Students should encourage diversity


This past Sunday marked a special day in the lives of many young adults as they graduated from the graduate and undergraduate degree programs of thousands of accredited American higher education institutions. If you were unaware, you need only check Instagram newsfeeds for a bombardment of images of graduates celebrating their final moments of collegiate life. Watching the news, however, will demonstrate a much less positive aspect of this year’s graduating classes than the smiling #selfies on Facebook. A growing trend of liberal intolerance towards graduation speakers has cast a dark shadow on this year’s commencements and the future of higher education. Due to protests by both students and professors at several universities, many bright, knowledgeable and acclaimed leaders of the political and business worlds have opted not to appear at the graduations to which they were originally invited, or have been uninvited altogether.

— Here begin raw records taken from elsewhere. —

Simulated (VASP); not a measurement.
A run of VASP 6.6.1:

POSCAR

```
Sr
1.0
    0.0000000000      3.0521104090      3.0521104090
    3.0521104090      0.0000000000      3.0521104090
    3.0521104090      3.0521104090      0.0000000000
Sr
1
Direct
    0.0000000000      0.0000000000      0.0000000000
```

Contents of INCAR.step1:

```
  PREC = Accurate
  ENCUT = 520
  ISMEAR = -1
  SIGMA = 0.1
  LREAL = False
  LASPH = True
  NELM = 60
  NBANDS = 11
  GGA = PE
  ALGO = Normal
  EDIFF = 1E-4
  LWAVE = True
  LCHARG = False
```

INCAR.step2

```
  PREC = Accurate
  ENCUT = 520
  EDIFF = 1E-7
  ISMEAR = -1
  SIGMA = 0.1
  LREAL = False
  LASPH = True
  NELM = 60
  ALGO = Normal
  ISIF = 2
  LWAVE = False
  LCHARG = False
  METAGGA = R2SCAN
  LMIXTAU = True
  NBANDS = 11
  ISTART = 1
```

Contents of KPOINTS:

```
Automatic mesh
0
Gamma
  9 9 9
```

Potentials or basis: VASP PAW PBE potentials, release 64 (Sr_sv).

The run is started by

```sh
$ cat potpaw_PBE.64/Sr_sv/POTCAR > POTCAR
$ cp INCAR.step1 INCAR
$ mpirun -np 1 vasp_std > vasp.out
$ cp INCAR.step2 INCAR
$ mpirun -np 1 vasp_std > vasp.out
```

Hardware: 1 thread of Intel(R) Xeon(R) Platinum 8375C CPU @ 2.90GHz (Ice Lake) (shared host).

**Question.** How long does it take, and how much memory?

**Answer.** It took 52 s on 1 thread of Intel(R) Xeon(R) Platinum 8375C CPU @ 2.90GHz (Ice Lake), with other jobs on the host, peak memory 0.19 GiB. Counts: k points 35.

Rather than debasing the speakers, as the protesters might hope, these actions largely discredit the universities, both in terms of their intellectual prestige and their professionalism. A student is clearly not ready to enter the professional world if they are willing to “protest the war in Iraq” by openly rejecting former secretary of state Condoleezza Rice from delivering a commencement address.

While Rice’s experiences as a minority woman with an illustrious career in American politics make her perfectly qualified to deliver an address to a liberal arts institution like Rutgers University, the protests caused Rice to decline her invitation to this year’s commencement. When these Rutgers students of the Class of 2014 were finishing their freshman year back in April 2011, however, the Rutgers University Programming Association paid $32,000 to bring Nicole “Snooki” Polizzi of “Jersey Shore” fame to campus to speak to students, according to the New York Post. While turning away the first female black Secretary of State when just three years ago they welcomed the first American to get trashed and arrested in a foreign country on television could certainly tarnish their reputation, these embarrassing decisions are becoming a trend.

Another big story of this year’s graduation controversies happened at Smith College, when commencement speaker Christine Lagarde announced that she would not be attending the institution’s graduation ceremony for similar reasons as Rice. Lagarde had been fervently protested by Smith faculty and students for her position as the International Money Fund (IMF) managing director, according to MSNBC. While Lagarde could potentially have given a powerful address, the professors and students at Smith condemned her as an individual due to her short-term association with the IMF.

Today’s students often take the greatest offense to the smallest of things. For instance, Sen. Michael Johnston, the commencement speaker for the Harvard Graduate School of Education, was protested by students because of a minor political standpoint he held — he “embraces a vision of education reform that relies heavily on test-based accountability while weakening the due process protections of teachers.” In spite of previous political decisions defending teachers, the graduate students at Harvard submitted a written proposal to have Johnston removed from the ceremony and to more scrupulously screen graduation speakers, according to the Washington Post. It is a wonder that, in this nation of polarizing issues and intellectual hostility, there remain any viable college speakers of importance at all. The commencement speaker at Bucknell University in Pennsylvania, Sheryl WuDunn, even prefaced her address by saying, “Thank you for inviting me here, or rather thank you for not disinviting me.”

The New York Times and Los Angeles Times reported that similar situations occurred at Haverford College in Pennsylvania and Pasadena City College in California. Also in the news was the commencement speaker this year for the graduating class of the Oklahoma City Police Academy, who had been threatened by right-wing gun supporters for his position on gun ownership. Timothy Egan of The New York Times said, “the lefty thought police at Smith, Haverford and Rutgers share one thing with the knuckle-dragging hard right in Oklahoma: They’re afraid of hearing something that might spoil a view of the world they’ve already figured out.”

Though all of the uninvited or disheartened speakers this year hold controversial positions within America’s social, political, business and collegiate systems, the task that they were originally contacted to perform — the commencement address — is far from a propaganda technique. Rather, each and every one of these professionals would have offered advice to the students, families and faculty with tact. They would have tried to inspire the excited and scared former students, and they probably could have done so a bit more competently than Snooki, who gave Rutgers students this piece of advice: “Study hard, but party harder!”